A world that respects diverse human natures is critical.

Kwame Anthony Appiah: Well unlike many modern humanists, I do believe in something like human nature, and I think that our sort of psychological natures, and especially our social psychological natures, are constantly being drawn upon in the life of societies and institutions to shape what their possibilities are.

So for example, the salience of identities is deeply rooted in a feature of human beings, and a feature of our psyches of a need for this kind of identity, and the solidarity that goes with it, and the meaning that comes from it. Which if it weren’t in our natures, these things wouldn’t matter. Identity wouldn’t matter. It matters only because it matters to us as humans. And it matters to us as humans because of the kind of creatures that we are.

So I think that’s one of the places that I start.

But I think that I also want to say because of how I think about our psychologists, I think that it’s crucial to recognize that the institutional context in which people live makes a huge difference again as to what their possibilities are.

I’ve never committed a serious crime. I’m pretty certain that if I’d lived and been raised in certain kinds of environments, I would have committed a serious crime by now. So I’ve been lucky to live in an environment which hasn’t made committing serious crimes an attractive option for me, or one that I can live with psychologically.

It follows from that that you want to make a world in which nobody is in the situation which would tempt anybody to commit a crime. There are, I think, people – we tend to call them psychopaths or sociopaths – that are people who may be more easily tempted to those things in normal circumstances. So we need to keep an eye out for them.

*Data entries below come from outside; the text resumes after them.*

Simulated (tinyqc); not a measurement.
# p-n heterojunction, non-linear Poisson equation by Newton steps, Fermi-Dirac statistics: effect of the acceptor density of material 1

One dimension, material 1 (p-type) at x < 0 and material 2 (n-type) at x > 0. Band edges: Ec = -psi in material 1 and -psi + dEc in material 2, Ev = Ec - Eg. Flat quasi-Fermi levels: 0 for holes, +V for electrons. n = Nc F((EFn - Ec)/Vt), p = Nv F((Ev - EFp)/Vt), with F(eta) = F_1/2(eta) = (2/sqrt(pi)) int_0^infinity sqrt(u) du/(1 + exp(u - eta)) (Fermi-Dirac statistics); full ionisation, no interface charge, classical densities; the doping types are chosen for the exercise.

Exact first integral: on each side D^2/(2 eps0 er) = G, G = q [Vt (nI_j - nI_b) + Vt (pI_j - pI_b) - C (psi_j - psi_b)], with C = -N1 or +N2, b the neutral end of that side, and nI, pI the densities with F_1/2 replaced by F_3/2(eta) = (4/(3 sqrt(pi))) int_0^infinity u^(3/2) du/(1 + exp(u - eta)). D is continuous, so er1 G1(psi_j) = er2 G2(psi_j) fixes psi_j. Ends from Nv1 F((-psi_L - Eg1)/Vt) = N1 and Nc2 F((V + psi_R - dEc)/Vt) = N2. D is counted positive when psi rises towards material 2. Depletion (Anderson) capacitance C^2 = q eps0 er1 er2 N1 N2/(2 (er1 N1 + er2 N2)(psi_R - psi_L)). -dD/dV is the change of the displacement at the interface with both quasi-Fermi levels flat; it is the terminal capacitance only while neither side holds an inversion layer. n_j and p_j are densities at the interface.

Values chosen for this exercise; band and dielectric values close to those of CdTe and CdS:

But most people won’t commit crimes if they have reasonable amounts of resources, and a family that loves them, and a community that makes sense to them, and a decent police force.

So I think looking back on history reinforces for me both the persistence of human nature and the importance of institutions. The importance of organizing the world in ways that respect our natures and allow us to do, given our natures, to lead good lives and behave well towards one another.